The modules, the power strip, and the control panel can be secured for convenience and ease of installation. In the illustrated embodiment, the components are secured to a mounting surface 142 via cleats 144 extending from the respective return conduit sections of the modules. The cleats 142 fit into a bracket 146 on the mounting surface 142 . It is also contemplated that the entire modular assembly could be mounted directly onto a wall surface, or in a cabinet structure.

The modular structure of the present invention eliminates the need for traditional methods of connecting currently required to interconnect fluid control mechanisms for hydronic zones, such as flange and gasket, threaded connection, or sweat connections. It will eliminate many hours of piping labor, as well as the cost of custom pipe, fittings, and related materials. This will result in a significant cost savings to the homeowner or building owner installing such a system. The present invention also allows for extremely easy addition of zones without custom plumbing, merely by adding additional modules and associated control panel components.

Although the present invention has been described with reference to specific embodiments, those of skill in the art will recognize that changes may be made thereto without departing from the scope and spirit of the invention as defined by the appended claims.

Claims

1. A modular manifold for hydronic circulation systems including first and second thermal exchange zones having respective zone supply and zone return lines, the modular manifold comprising the following:a first module including the following: a first selectively actuatable fluid control mechanism having an inlet and an outlet, the outlet of the first selectively actuatable fluid control mechanism being in fluid communication with the zone supply line of the first zone of the hydronic circulation system; a first common return conduit section secured to the first selectively actuatable fluid control mechanism; and a first common supply conduit section secured to the first selectively actuatable fluid control mechanism, the first common supply conduit being in fluid communication with the inlet of the first selectively actuatable fluid control mechanism; and a second module including the following: a second selectively actuatable fluid control mechanism having an inlet and an outlet, the outlet of the second selectively actuatable fluid control mechanism being in fluid communication with the zone supply line of the second zone of the hydronic circulation system; a second common return conduit section secured to the second selectively actuatable fluid control mechanism; and a second common supply conduit section secured to the second selectively actuatable fluid control mechanism, the second common supply conduit being in fluid communication with the inlet of the second selectively actuatable fluid control mechanism; whereby the first and second modules are adapted and constructed to be connected together, with the first common return conduit section and second common return conduit section fitting together to form a common return conduit in communication with the return lines of the first and second thermal exchange zones, and the first common supply conduit section and the second common supply conduit fitting together to form a common supply conduit.

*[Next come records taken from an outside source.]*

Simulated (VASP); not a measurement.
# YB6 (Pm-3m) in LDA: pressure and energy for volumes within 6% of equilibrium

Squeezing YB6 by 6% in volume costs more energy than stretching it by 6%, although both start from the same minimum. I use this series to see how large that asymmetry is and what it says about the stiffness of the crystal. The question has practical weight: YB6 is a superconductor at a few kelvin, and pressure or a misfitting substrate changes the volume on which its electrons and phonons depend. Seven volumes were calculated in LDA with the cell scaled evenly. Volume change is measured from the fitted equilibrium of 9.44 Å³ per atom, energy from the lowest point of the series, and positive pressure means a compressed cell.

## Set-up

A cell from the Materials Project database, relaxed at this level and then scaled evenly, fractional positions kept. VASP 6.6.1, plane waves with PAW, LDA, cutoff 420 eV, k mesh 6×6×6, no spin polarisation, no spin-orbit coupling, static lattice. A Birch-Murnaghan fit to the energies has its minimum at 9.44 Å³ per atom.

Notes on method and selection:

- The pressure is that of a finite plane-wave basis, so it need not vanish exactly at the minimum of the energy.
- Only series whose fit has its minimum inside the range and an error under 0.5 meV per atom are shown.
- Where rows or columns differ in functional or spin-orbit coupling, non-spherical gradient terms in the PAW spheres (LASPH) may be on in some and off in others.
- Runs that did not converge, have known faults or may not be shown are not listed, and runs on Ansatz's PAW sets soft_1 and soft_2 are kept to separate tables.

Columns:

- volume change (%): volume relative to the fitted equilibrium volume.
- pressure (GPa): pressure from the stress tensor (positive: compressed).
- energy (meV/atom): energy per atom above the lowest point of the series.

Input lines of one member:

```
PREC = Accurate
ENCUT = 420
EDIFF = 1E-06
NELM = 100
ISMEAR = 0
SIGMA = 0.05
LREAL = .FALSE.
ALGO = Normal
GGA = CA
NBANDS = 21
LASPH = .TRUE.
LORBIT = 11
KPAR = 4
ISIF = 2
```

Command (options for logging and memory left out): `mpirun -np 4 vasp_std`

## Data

2. A modular manifold in accordance with claim 1, wherein the first and second selectively actuatable fluid control mechanisms comprise zone pumps.

3. A modular manifold in accordance with claim 1, wherein the first and second selectively actuatable fluid control mechanisms comprise zone valves.

4. A modular manifold in accordance with claim 1, further comprising a connecting conduit having a first end connected to the common return conduit and a second end connected to the common supply conduit.

5. A modular manifold in accordance with claim 4, wherein the connecting conduit comprises a U-bend.

6. A modular manifold in accordance with claim 4, further comprising an injection mechanism having an inlet connected to a source of thermal exchange fluid and an outlet connected to the connecting conduit.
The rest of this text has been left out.